Vessel v0.8.0 Vessel

The main interface for interacting with Vessel from withing application code.

This module contains many utilities related to interacting with the Vessel Job context, as well as convenience functions for logging, and writing values to the next Job steps.

Any function in this module should require the Job context as the first param, in order to future proof in case of new configuration options being added.

Summary

Functions

context(pairs \\ [])

Creates a new Vessel context using the provided pairs

get_conf(map, key, default \\ nil)

Retrieves a value from the Job configuration

get_meta(map, field, default \\ nil)

Retrieves a meta key and value from the context

get_private(map, field, default \\ nil)

Retrieves a private key and value from the context

inspect(value, ctx, opts \\ [])

Inspects a value and outputs to the Hadoop logs

log(ctx, msg)

Outputs a message to the Hadoop logs

modify(ctx, key, value)

Modifies a top level field in the Vessel context

put_conf(ctx, key, value)

Sets a variable in the Job configuration

put_meta(ctx, field, value)

Stores a meta key and value inside the context

put_private(ctx, field, value)

Stores a private key and value inside the context

update_counter(ctx, group, counter, amount \\ 1)

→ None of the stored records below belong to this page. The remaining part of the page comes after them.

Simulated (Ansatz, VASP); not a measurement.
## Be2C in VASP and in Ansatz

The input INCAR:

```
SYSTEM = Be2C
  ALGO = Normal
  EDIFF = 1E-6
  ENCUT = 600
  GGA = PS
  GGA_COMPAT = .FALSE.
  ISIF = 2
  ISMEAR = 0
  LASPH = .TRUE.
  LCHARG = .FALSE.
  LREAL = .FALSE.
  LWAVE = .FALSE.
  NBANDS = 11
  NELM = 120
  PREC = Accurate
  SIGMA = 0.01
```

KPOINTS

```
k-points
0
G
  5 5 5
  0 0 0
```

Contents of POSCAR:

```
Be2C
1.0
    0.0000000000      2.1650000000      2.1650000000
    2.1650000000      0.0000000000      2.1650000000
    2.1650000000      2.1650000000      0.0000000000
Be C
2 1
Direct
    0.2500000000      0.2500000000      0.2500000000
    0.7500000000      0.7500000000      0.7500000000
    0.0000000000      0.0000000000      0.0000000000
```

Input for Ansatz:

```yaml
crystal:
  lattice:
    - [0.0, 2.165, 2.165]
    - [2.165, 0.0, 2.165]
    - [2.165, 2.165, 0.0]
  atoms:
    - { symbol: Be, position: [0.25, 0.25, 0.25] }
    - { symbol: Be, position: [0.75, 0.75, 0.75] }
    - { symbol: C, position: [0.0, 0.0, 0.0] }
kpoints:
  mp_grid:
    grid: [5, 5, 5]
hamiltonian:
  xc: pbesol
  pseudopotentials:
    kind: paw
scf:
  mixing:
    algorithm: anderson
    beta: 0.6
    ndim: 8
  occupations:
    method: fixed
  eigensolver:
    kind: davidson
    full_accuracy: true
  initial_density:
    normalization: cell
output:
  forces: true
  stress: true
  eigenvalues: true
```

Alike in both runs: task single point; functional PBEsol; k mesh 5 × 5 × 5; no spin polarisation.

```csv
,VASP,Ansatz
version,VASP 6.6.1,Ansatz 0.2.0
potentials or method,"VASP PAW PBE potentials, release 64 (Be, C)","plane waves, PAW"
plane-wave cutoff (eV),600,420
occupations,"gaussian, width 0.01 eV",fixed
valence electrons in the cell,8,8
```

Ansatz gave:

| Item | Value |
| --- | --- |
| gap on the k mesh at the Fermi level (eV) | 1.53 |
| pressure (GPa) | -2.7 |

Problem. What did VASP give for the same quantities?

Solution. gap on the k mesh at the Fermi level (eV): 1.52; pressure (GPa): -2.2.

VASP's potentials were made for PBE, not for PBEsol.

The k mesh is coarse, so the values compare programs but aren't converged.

Updates a Hadoop Job counter

update_status(ctx, status)

Updates the status of the Hadoop Job

write(ctx, arg)

Writes a key/value Tuple to the Job context

write(ctx, key, value)

Writes a value to the Job context for a given key

Types

t()

Functions

context(pairs \\ [])

context(Keyword.t) :: Vessel.t

Creates a new Vessel context using the provided pairs.

The pairs provided overwrite the defaults. Context must be created this way as defaults can’t be provided at compile time (because things like :conf use runtime values).

get_conf(map, key, default \\ nil)

get_conf(Vessel.t, any, any) :: any

Retrieves a value from the Job configuration.

Configuration values are treated as environment variables to conform to Hadoop Streaming. We clone the environment into the context (to avoid setting the env values rather than the job variables).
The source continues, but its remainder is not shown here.